Variance of a sum of IID random variables. Let's say we have a sequence of $n$ IID random variables, $I_i$. Let's define a new random variable which is their sum:
$$S = \sum_i I_i$$
To calculate the variance of $S$ we can say - 
$$V(S) = \sum_i V(I_i) = nV(I_1)$$
Or we can also say that $S$ has the same distribution as $nI_1$
So, we should have $V(S) = V(nI_1) = n^2V(I_1)$.
This is of course, in direct contradiction to what we got above. What am I missing?
 A: You're missing the difference between these two things:
$$
\begin{align}
& I_1 + I_2+ \cdots + I_n, \\[8pt] & I_1 + I_1+ \cdots + I_1.
\end{align}
$$
In one of those, the terms are independent; in the other, they're as far from independent as they can get.
NOTE: These do not both have the same distribution.
A: We can not say $S$ has the same distribution as $nI_1$.  
Example: 
Toss two coins and count the heads as $I_1,I_2$ and their sum as $S$.   Now $I_1\in\{0,1\}$, as is $I_2$, and they are iid as required.   So $S\in \{0,1,2\}$ and yet $2I_1\in \{0,2\}$.   Thus we see that $S$ and $2I_1$ do not have the same support, therefore they cannot have the same distribution.

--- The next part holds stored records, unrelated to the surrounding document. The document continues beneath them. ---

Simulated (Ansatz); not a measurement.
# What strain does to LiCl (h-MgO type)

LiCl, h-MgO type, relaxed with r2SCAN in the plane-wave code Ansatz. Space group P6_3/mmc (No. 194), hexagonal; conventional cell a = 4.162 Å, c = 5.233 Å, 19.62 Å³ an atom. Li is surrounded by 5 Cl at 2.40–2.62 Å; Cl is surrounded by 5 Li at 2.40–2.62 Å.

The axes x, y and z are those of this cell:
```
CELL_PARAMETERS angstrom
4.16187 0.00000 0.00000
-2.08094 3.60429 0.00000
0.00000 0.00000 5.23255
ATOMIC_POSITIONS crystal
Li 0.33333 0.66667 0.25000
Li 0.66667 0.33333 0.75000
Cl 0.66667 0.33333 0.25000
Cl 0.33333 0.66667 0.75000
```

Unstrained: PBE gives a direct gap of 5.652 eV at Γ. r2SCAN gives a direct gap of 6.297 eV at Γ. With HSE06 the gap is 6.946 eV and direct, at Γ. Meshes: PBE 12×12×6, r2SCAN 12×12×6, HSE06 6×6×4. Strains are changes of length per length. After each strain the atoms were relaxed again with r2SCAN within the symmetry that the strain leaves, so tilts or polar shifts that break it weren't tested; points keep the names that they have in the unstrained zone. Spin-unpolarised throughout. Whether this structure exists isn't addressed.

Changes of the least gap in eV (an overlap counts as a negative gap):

A: $S$ does not have the same distribution as $nI_1.$ In fact, you have proven this by showing they have different variances. As an example, if $I_1$ can take the values $0$ and $1$ (i.e. it is a Bernoulli variable), then $2I_1$ can take the values $0$ and $2.$ However $I_1+I_2$ can take the value $0$ (if both are zero), $1$ (if one is zero and the other is one), or $2$ (if both are one).